CSV Scanner

Getting Started

As we utilize the Gunzip for decompressing the compressed CSV file and CRC32C for calculating the checksum, please make sure you download the whole package of Vitis_Libraries, otherwise the target will not be able to be built successfully.

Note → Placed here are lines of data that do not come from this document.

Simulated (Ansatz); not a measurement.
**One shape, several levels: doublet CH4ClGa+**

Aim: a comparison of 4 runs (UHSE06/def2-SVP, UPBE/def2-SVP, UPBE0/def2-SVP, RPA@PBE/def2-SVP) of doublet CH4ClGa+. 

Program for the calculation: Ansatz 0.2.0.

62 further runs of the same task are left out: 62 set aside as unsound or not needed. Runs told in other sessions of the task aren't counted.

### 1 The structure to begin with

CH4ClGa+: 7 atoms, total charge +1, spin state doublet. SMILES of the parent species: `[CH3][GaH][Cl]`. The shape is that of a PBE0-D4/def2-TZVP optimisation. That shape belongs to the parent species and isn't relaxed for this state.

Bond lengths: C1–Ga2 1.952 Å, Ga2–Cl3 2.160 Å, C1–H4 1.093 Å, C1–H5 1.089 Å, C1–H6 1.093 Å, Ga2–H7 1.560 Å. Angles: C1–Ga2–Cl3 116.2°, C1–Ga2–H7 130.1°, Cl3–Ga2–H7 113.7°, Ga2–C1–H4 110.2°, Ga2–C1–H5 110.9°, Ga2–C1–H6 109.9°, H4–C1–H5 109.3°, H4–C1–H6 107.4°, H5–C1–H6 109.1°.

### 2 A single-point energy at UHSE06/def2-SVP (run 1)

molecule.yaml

To simplify the potential users integration efforts, we created a multithreaded test environment at L3/tests/gunzip_csv_sc_test and packed the Vitis System Compiler applicatoin layer in L3/src/sw/gunzip_csv, so that the users won’t need to take care of the detailed scheduling works.

Limitation

The CSV scanner kernel can be described as:

CSV scanner structure
  • maximal number of input files: as we have only 12 processing units (PU) inside the kernel, the maximal number of input files should be limited to 12 at one call.

  • Data types: 5 data types are supported currently, including: int (64-bit), string (up to 1024 chars), date, bool, and numeric (56-bit significand, 8-bit exponent).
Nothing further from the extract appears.